Photo by Karsten Moran

Though increased diversity has not brought strife to Kingsbridge, once you move away from the commercial hub near West 231st Street and Broadway — with its bus stops, diners and coffee shops — topographical boundaries split the area into distinct sections that sometimes fall along racial and class lines that not everyone crosses.

“The socioeconomic thing, I think, is really about Broadway,” said Neill Bogan director of development at the Kingsbridge Heights Community Center, noting that the street runs between middle class and low-income neighborhoods.

For Mr. Segal, it also marks the division between different groups of immigrants.

“The old-time residents are on the east of Broadway and the farther east you go is kind of the new wave of immigrants,” he said.

To the west, on Corlear, Tibbett and Irwin avenues, are small homes along tree-lined streets. The area has been called Kingsdale by shop owners either hoping to cash in Riverdale’s allure or contesting its boundaries. Residents, too, can go either way, considering themselves proud residents of Kingsbridge, or outliers to Riverdale, according to Brad Trebach of Trebach Realty. Mr. Trebach is also the vice chairman of Community Board 8.
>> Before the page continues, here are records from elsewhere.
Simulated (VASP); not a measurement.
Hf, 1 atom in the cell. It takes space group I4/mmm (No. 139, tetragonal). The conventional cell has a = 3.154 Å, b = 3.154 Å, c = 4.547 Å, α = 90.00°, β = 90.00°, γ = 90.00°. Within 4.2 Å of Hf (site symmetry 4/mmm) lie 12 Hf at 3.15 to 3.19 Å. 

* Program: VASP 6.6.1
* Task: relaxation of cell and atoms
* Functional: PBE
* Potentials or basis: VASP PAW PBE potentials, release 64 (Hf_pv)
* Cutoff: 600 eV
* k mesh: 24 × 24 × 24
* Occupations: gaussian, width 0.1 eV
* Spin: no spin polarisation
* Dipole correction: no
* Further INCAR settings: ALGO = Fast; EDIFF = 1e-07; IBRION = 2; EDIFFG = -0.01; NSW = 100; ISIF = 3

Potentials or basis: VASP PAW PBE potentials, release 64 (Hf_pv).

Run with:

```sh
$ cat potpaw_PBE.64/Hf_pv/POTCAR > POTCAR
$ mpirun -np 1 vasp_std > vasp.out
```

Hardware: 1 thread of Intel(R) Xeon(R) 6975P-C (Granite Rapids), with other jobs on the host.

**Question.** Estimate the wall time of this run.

East of Broadway, alongside Bailey Avenue, is the Major Deegan Expressway, which would have more distinctly split the neighborhood were it not built beneath streets that now flow across it. It did, however, displace the Church of the Visitation and it brought more residents and taller buildings in order to accommodate them. Some of the new apartments were built with public money — Housing Authority projects and Mitchell Lama middle income towers among them. The buildings created an urban feel not found in much of Kingsbridge, apart from its commercial center.